April 10.
At daylight we continued pursuing our South by East course, following the same kind of low straight rocky shore, as that of yesterday afternoon. We passed inside a reef fronting the shore from a mile south of Freshwater Cove; this passage was about half a mile wide and from 7 to 12 fathoms deep. Having the flood-tide in our favour, we proceeded rapidly, and at the end of four miles, found the trend of the coast suddenly changed to East-North-East for two miles, when it again took a southerly direction, forming a chain of high rocky islets. Deferring our examination of the main, lying about a mile in the rear of these islets, we kept on our South by East course, in the direction of some very high land now seen for the first time. Three miles further brought us to a small rocky islet, where we landed for a set of angles.

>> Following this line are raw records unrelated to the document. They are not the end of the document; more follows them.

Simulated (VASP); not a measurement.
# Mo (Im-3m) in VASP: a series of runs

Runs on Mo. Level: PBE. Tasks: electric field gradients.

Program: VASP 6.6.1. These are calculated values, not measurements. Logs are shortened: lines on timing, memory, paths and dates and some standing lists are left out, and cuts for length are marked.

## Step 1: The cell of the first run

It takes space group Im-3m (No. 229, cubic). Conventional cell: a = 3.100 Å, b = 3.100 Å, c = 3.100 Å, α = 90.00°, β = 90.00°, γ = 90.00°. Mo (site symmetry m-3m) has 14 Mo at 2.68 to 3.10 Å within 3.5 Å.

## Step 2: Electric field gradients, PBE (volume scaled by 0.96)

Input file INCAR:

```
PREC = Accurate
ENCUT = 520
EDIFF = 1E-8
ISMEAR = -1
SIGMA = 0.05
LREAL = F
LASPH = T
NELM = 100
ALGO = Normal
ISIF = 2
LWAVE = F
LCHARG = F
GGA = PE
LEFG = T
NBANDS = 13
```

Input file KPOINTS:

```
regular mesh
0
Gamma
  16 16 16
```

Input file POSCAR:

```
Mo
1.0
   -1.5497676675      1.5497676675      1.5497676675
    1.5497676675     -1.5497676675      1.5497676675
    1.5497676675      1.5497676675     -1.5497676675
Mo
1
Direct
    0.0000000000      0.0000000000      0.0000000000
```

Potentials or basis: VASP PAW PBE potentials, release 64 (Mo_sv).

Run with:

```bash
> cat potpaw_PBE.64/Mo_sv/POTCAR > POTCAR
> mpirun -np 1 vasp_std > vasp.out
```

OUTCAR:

Our hopes were considerably raised on reaching the top of this islet, by finding that we looked in vain for land towards the head of Collier Bay; the high land to the southward proved to be the south point of a large bay, having on its northern side similar high ranges.
LIZARDS.
This island was overrun with a great variety of lizards, in consequence of which we named it Lizard Island. During our stay here, two birds,* rare on this part of the coast, were shot; they were of a smaller kind than any I had before seen, and differed from them in plumage, being without the white collar round the neck. Leaving Lizard Island, we continued our southerly route, and ere long saw more land ahead, lying like a blue cloud on the horizon. Ten miles brought us abreast of the high land we had first seen, and six more to the southern point of a bay, lying on its south-western side, where the duties of the survey again obliged us to land. We considered ourselves now entering once more on the new lands of Australia, as Captain King could scarcely have had even a distant glimpse of this part; his extreme southern position being abreast of Freshwater Cove, from whence he describes the view of the coast as follows. “The land to the southward trended deeply in, and appeared to me much broken in its character.” We therefore naturally looked on everything here with a greater degree of interest, and with the view of affording time to examine the country, and determine the position of this point by observation, I arranged to pass the night in its vicinity.